This evalutes to a relation populated with only the emp_id slot of employees.

8. Filter (a.k.a. Restrict, Select)

The filter operator selectively extracts tuples from a relation into a new relation. It takes as its right-hand side a promise of type [Bool]. For each tuple, if the promise evaluates to true, it is retained; if false, it is discarded:

employees | [dept_id = 2]

The environment of the promise is populated by the names of the slots of the relational expression on the left-hand side. If this creates a collision with a desired binding, one may qualify the relation:

employees as e | [e.dept_id = 2]

9. Update

people := people << [(age: age + 1)]

Update takes a promise that must evaluate to a tuple whose type is a subset of the updated relation's tuple's type. The promise is executed once per tuple in the relation (with the names of the relation bound in the promise's namespace exactly like filter), and the resulting tuple is used to set the values of the relation on the left-hand side of the << operator. If the tuple is has fewer slots than the relation being updated, only the given slots are changed.

Because this operator takes a promise, relations can be updated in terms of themselves. Like filter, it accepts name qualifications when populating the environment of the promise. Further, updates may be abbreviated with the compound assignment operator <<= as follows:

people <<= [(age: age + 1)]

10. Outer Join

There is no operator for outer join in Relationale. Instead, it is implemented as a function that takes three arguments: the two relations being joined and a placeholder value to mark missing values. (The placeholder is necessary since as Relationale has no equivalent to SQL's NULL.) For example:

result := outer_join(a, b, None())

C. Type Operators

Because Relationale performs type inference, you will seldom need to declare explicitly the types of your values. However, there are times when the type inference algorithm is unable to infer the intended type—a common example would be the creation of an empty relation. Two type operators help solve this: type qualification, ::, and type declaration, ::=.
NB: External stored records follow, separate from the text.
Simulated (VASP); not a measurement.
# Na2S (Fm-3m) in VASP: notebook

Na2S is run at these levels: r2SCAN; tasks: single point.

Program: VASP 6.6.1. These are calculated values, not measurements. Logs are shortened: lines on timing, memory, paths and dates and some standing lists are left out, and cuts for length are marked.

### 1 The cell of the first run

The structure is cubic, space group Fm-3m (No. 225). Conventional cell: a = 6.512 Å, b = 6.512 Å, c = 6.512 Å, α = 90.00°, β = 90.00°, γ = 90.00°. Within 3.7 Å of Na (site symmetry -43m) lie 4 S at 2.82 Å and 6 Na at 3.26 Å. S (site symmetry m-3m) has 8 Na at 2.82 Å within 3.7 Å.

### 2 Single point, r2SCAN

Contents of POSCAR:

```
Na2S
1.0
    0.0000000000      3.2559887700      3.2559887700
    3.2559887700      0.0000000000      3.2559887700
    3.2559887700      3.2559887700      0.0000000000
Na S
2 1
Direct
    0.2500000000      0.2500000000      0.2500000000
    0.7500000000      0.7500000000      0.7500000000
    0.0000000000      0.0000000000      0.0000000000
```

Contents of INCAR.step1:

Suppose we wish to create a relation that will contain employees, but have nobody to enter yet. We might say:

employees ::= { (emp_id :: Int, emp_name :: String)* }
employees := {}

This would be semantically equivalent to the inline type qualification:

employees := {} :: { (emp_id :: Int, emp_name :: String)* }

While you may declare and qualify any variable you like, the type engine is usually smart enough to infer correctly its type (excepting the case of empty relations). Providing an incompatible type will cause the type engine to raise an exception.

D. Comparison Operators

Scalar arguments; which are defined for a scalar type is determined by its chaperone.